# City Schools Analysis

**By:** Tania Barrera (*tsbarr*)

This Jupyter Notebook goes over my analysis of city schools data for Challenge 4 of the UofT SCS EdX Data Bootcamp, using the python module `pandas`.

It includes a summary of the whole district and of each school, including displaying the highest and lowest performing schools, as well as math and reading grades analysis by grade, school spending, school size and school type.

## Initial Setup

The first step before performing any analysis is importing the necessay modules and reading the input data.

The imports I am using for this project are:

- Module **`pandas`**: to perform dataframe analysis
- Subclass **`Path`** from the **`pathlib`** module: to create the file path object that is used to read in data.


In [1]:
# Import modules
import pandas as pd
from pathlib import Path

There are two datasets that are imported for this project: School Data and Student Data.

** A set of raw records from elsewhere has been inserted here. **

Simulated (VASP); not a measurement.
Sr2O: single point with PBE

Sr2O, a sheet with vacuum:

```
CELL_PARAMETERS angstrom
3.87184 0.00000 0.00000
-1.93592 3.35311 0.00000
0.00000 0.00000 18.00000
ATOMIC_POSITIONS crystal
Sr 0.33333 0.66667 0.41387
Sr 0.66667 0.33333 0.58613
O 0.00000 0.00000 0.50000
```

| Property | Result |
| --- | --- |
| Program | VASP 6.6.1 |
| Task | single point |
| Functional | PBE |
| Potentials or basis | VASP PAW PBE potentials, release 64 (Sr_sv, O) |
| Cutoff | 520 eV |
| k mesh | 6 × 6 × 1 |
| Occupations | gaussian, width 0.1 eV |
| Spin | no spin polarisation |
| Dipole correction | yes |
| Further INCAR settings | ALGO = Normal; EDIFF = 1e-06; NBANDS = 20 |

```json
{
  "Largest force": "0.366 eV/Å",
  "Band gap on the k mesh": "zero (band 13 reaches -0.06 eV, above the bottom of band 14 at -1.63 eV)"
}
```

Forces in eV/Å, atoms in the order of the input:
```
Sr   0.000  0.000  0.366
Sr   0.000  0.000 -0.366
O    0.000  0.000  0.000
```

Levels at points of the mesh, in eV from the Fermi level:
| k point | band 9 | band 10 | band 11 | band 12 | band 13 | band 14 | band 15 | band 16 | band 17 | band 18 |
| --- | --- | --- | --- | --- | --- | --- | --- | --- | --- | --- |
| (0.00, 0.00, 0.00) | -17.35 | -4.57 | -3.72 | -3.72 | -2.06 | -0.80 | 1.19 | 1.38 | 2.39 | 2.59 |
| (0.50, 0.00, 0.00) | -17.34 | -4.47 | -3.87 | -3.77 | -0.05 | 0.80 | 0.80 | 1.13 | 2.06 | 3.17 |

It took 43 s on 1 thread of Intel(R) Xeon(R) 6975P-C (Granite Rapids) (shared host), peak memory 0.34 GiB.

The School Data has the columns:

- School ID: unique id number as an integer, starting from 0.
- school_name: the name of this school
- type: can be District or Charter
- size: number of students in this school
- budget: budget of this school

And the Student Data has the columns:

- Student ID: unique id number as an integer, starting from 0.
- student_name: name of this student
- gender: F for female or M for male
- grade: as an ordinal. 9th, 10th, 11th or 12th
- school_name: what school the student is in, should correspond to one of the values in column school_name of the school dataset
- reading_score: an integer up to 100
- math_score: an integer up to 100

I left joined these two dataframes on school_name into the dataframe allData.

In [2]:
# Input file paths
schoolInPath = Path("Resources/schools_complete.csv")
studentInPath = Path("Resources/students_complete.csv")

# Read School and Student Data and store into Pandas DataFrames
schoolData = pd.read_csv(schoolInPath)
# use multiIndex to later work with merged data
studentData = pd.read_csv(studentInPath)

# Combine the data into a single dataset.
# from guide: https://pandas.pydata.org/pandas-docs/version/0.24.0/user_guide/merging.html
# resetting the first level of the multiIndex (school_name) 
# so the multiIndex in the joined data only uses the unique IDs
# source: https://stackoverflow.com/a/70885826/22248087
allData = schoolData\
    .merge(studentData, how='left', on='school_name')

# visualize first rows of combined data set
allData.head()


Unnamed: 0,School ID,school_name,type,size,budget,Student ID,student_name,gender,grade,reading_score,math_score
0,0,Huang High School,District,2917,1910635,0,Paul Bradley,M,9th,66,79
1,0,Huang High School,District,2917,1910635,1,Victor Smith,M,12th,94,61
2,0,Huang High School,District,2917,1910635,2,Kevin Rodriguez,M,12th,90,60
3,0,Huang High School,District,2917,1910635,3,Dr. Richard Scott,M,12th,67,58
4,0,Huang High School,District,2917,1910635,4,Bonnie Ray,F,9th,97,84


Finally, I assigned the passing grade to a variable so I could modify it later and it would not be hard-coded in the analysis.

In [3]:
# setup passing grade
passing_grade = 70

## District Summary

Here I create a high-level snapshot of the district's key metrics in a DataFrame.

In [4]:
# compute total number of students
student_total = studentData['Student ID'].count()

# compute number of students that passed
number_pass_math = len(studentData.query('math_score > @passing_grade'))
number_pass_reading = len(studentData.query('reading_score > @passing_grade'))
number_pass_overall = len(studentData.query('math_score > @passing_grade and reading_score > @passing_grade'))

In [5]:
districtSummary = pd.DataFrame(
    {
        'number_of_schools': schoolData['School ID'].count()
        , 'number_of_students': student_total
        , 'total_budget' : schoolData['budget'].sum()
        , 'average_math_score' : studentData['math_score'].mean()
        , 'average_reading_score' : studentData['reading_score'].mean()
        , 'percent_pass_math' : number_pass_math / student_total
        , 'percent_pass_reading' : number_pass_reading / student_total
        , 'percent_pass_overall' : number_pass_overall / student_total
    }, index= [0] 
)
pd.melt(districtSummary)

Unnamed: 0,variable,value
0,number_of_schools,15.0
1,number_of_students,39170.0
2,total_budget,24649430.0
3,average_math_score,78.98537
4,average_reading_score,81.87784
5,percent_pass_math,0.7239214
6,percent_pass_reading,0.8297166
7,percent_pass_overall,0.6080163